Jnaneshwari (Bhavartha Dipika)

by Ramchandra Keshav Bhagwat | 1954 | 284,137 words | ISBN-10: 8185208123 | ISBN-13: 9788185208121

This is verse 7.27 of the Jnaneshwari (Bhavartha-Dipika), the English translation of 13th-century Marathi commentary on the Bhagavad-Gita.—The Dnyaneshwari (Jnaneshwari) brings to light the deeper meaning of the Gita which represents the essence of the Vedic Religion. This is verse 27 of the chapter called Jnana-vijnana-yoga.
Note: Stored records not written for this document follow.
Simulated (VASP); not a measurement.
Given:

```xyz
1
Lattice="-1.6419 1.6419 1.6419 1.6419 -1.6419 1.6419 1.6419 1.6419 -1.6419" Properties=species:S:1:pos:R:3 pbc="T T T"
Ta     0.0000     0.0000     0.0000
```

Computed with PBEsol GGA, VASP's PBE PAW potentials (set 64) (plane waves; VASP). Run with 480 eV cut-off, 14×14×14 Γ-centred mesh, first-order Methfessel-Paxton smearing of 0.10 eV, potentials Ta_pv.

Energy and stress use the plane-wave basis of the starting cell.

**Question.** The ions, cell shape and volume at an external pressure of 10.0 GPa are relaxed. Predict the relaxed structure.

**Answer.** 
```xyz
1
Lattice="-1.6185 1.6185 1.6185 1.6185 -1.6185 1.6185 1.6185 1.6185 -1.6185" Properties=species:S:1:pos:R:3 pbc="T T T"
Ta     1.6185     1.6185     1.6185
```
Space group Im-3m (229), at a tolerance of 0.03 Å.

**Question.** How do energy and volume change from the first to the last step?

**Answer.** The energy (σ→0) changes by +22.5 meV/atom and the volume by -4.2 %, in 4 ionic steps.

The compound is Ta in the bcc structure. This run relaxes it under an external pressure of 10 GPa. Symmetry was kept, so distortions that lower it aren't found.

Verse 7.27:By reason of the delusion of the ‘dualisms’ springing from desires and aversions, O Scion of Bharata, all beings are, at (their) creation, overcome by confusion, O Tormentor of foes. (167)

Commentary called Jnaneshwari by Jnaneshwar:

The ego fell in love with the body; out of that love is born the child, full of desire. When this girl (desires) comes of age and blooming youth, she becomes the wife of hatred. The offspring of this union was a male child in the form of delusion of the pairs of opposites (such as pleasure and pain, joy and sorrow etc.), which was nursed and brought up by its grandfather—the Ego. In due course this boy (infatuation) being fed up on the milk of hope, becomes the enemy of firmness of spirit, and being unruly, is not curbed by the restraint of senses, and gets intoxicated by the drink of discontent; he (the boy) is never sick of enjoyment in the dwelling of senses. He scatters thorns of false notions and ideas, on the clean path of pure feelings, and opens out all the crooked ways of evil actions. All creatures get confused thereby (by the doings of infatuation etc.) and get into the jungle of earthly existence, suffering hard blows of misery.